Essar Oil UK, operator of the Stanlow refinery in northwest England, on Friday said it has tied up USD 850 million in a new financing deal to fully replace a credit facility that had recently had its terms altered by a bank.
The operator of the 204,000 barrels per day Stanlow refinery in recent weeks faced "short term financial disruption" from the changed terms of the now-replaced credit facility.
In a statement, the firm said "it has closed new financial arrangements of over USD 850 million. This has allowed Essar Oil UK to replace its former credit facility as well as access additional capital, thereby strengthening its financial position".
The funding is made up of liquidity from a diversified range of sources, including bilateral arrangements with many of its key customers on enhanced payment terms and other long-term financings, linked primarily to crude supply, it said without giving details.
At least some of the firm's credit-linked crude purchase arrangements have shifted in recent months. Also, Essar Oil UK's (EOUK) chief executive Stein Ivar Bye departed in March after only five months in the job.
"With these financial arrangements now in place, EOUK has more low-cost liquidity to meet its upcoming requirements, and can continue to focus its energies on its transition to become a 'low carbon energy provider' of the future," the statement said.

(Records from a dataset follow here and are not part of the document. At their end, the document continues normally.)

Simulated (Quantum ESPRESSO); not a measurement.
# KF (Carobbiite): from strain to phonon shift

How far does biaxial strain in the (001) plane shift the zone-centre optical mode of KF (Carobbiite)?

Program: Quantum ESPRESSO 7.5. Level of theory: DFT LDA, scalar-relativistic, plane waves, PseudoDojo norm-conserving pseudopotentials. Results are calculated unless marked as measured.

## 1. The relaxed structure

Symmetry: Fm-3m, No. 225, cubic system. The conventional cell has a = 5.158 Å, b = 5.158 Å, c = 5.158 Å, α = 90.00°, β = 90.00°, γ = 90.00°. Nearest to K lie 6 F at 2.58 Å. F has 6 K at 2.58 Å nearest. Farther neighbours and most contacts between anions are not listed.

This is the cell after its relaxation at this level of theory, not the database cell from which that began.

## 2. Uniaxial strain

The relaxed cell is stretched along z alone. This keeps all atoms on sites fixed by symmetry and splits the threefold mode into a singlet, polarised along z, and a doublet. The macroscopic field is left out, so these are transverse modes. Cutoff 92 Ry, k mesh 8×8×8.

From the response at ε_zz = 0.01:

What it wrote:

The company is already working on delivering two blue hydrogen production hubs at Stanlow, which will attract 750 million pounds in total investment. Follow-on capacity growth is planned to work towards the Government's new target of 5GW of low carbon hydrogen for power, transport, industry and homes. Stanlow is committed to reaching 80 per cent of the government-set targets, it said.
In addition, it remains committed to delivering the necessary operational cost reductions at the refinery over the course of the coming year in order to help secure its long-term future and to ensure it remains competitive in its traditional refining business.
EOUK has also recently completed a review and update of its corporate governance and its Board has adopted the recommendations arising out of that review process, which included independent input from Ashurst LLP.
"As a result of that process, the board has committed to appointing two independent non-executive directors to the board," the statement said.
Commenting on the recent developments, Chairman Prashant Ruia said: "Securing this financing demonstrates the confidence all our stakeholders have in our long-term vision for Stanlow." "We believe this confidence will be further bolstered by the updates we have made to our corporate governance, which includes a commitment to appoint two new independent non-executive directors to our board. These appointments will further enhance our overall governance and risk assessment processes, as well as providing insights and strategic inputs to the business as it continues its transition to low carbon operations."